This post originated from an RSS feed registered with Python Buzz
by Andrew Dalke.
Original Post: Extending Python
Feed Title: Andrew Dalke's writings
Feed URL: http://www.dalkescientific.com/writings/diary/diary-rss.xml
Feed Description: Writings from the software side of bioinformatics and chemical informatics, with a heaping of Python thrown in for good measure.
Another way to extend Python is to write an interface to an existing C
or C++ libraries. Earlier
I showed how to write a wrappper to the command-line version of
OpenEye's OGHAM program mol2nam, in detail. I used it as a
teaching example because it was simple code that showed some of the
problem of working with external programs.
There are better ways to call the IUPAC naming code from Python.
OpenEye doesn't provide Python bindings to it but they do provide the
needed C++ libraries and example code for compiling it ( in
$OECHEM/examples/ogham.cpp). That's enough information to
write my own extension for just that one function. At the end of this
essay I point to a few alternate ways to write an extension.
The Python documentation has detailed
examples of how to write a Python extension and others have
written additional documentation, so I won't go into details. If
you need examples you can easily look at existing extensions to see
how they are done.
I need to lay out my new C++ code in the way that Python expects.
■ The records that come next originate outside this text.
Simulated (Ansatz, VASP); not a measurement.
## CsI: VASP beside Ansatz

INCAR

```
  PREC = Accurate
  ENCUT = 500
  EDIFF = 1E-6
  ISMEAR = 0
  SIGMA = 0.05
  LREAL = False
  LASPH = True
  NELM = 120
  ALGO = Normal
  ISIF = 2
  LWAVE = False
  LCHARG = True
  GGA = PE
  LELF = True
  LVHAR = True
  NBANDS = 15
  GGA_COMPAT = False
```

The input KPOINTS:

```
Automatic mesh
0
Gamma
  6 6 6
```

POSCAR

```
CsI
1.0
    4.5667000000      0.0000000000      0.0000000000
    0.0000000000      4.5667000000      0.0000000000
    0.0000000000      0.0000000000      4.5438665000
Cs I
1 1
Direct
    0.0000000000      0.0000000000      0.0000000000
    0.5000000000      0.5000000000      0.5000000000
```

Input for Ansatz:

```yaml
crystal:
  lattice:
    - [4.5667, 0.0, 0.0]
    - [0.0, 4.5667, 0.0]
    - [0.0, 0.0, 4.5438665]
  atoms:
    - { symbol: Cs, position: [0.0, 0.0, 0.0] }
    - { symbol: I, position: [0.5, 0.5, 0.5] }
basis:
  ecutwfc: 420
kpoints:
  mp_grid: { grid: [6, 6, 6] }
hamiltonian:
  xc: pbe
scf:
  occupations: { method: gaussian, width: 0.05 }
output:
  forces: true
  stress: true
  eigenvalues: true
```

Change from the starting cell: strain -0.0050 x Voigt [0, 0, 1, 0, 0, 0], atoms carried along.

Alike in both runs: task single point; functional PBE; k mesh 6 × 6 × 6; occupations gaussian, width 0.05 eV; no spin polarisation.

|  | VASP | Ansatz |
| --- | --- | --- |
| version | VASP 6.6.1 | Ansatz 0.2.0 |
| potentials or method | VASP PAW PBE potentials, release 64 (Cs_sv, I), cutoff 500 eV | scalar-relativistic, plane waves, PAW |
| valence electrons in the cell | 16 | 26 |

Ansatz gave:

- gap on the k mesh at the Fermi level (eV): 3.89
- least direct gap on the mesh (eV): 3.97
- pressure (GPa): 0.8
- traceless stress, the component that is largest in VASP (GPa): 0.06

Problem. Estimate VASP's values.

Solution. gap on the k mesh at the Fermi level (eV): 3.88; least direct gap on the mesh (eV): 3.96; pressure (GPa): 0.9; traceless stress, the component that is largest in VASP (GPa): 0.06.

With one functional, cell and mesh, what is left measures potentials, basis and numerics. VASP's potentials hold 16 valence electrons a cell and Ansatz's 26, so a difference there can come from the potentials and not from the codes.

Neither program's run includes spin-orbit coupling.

It's filename is smi2name.cpp and the name of the new shared
library will be "_smi2name". (Often C extensions used by
module "X" are given a leading underscore, as in "_X".)
/* This file is named smi2name.cpp */
#include "Python.h"
#include "openeye.h"
#include "oesystem.h"
#include "oechem.h"
#include "oeiupac.h"
using namespace OESystem;
using namespace OEChem;
static PyObject *
smi2name(PyObject *self, PyObject *args) {
const char *smiles;
OEMol mol;
if (!PyArg_ParseTuple(args, "s", &smiles)) {
return NULL;
}
/* If there is a failure, simply return None. */
/* I could raise an exceptio instead but this is easier */
if (!OEParseSmiles(mol, smiles)) {
Py_INCREF(Py_None);
return Py_None;
}
/* Compute the IUPAC name and return it to Python */
std::string name = OEIUPAC::OECreateIUPACName(mol);
return Py_BuildValue("s", name.c_str());
}
/* Set up the method table. */
static PyMethodDef _smi2name_methods[] = {
{"smi2name", smi2name, METH_VARARGS, "convert a SMILES to an IUPAC name"},
{NULL, NULL, 0, NULL}, /* Sentinel */
};
/* This function must be named "init" + <modulename> */
/* Because the module is "_smi2name" the function is "init_smi2name" */
PyMODINIT_FUNC
init_smi2name(void) {
(void) Py_InitModule("_smi2name", _smi2name_methods);
}
Again, the details of things like reference counting are explained in
the Python documentation. They are not complicated but do require
close attention to detail.
The next step is to build the shared library. The easiest way to do
this is to use the distutils package,
which has a section
on building extensions. I just need to make a setup.py
file with the needed configuration in it and disutils does the rest.
import os
from distutils.core import setup, Extension
OE_INCLUDE = os.path.join(os.environ["OE_DIR"], "include")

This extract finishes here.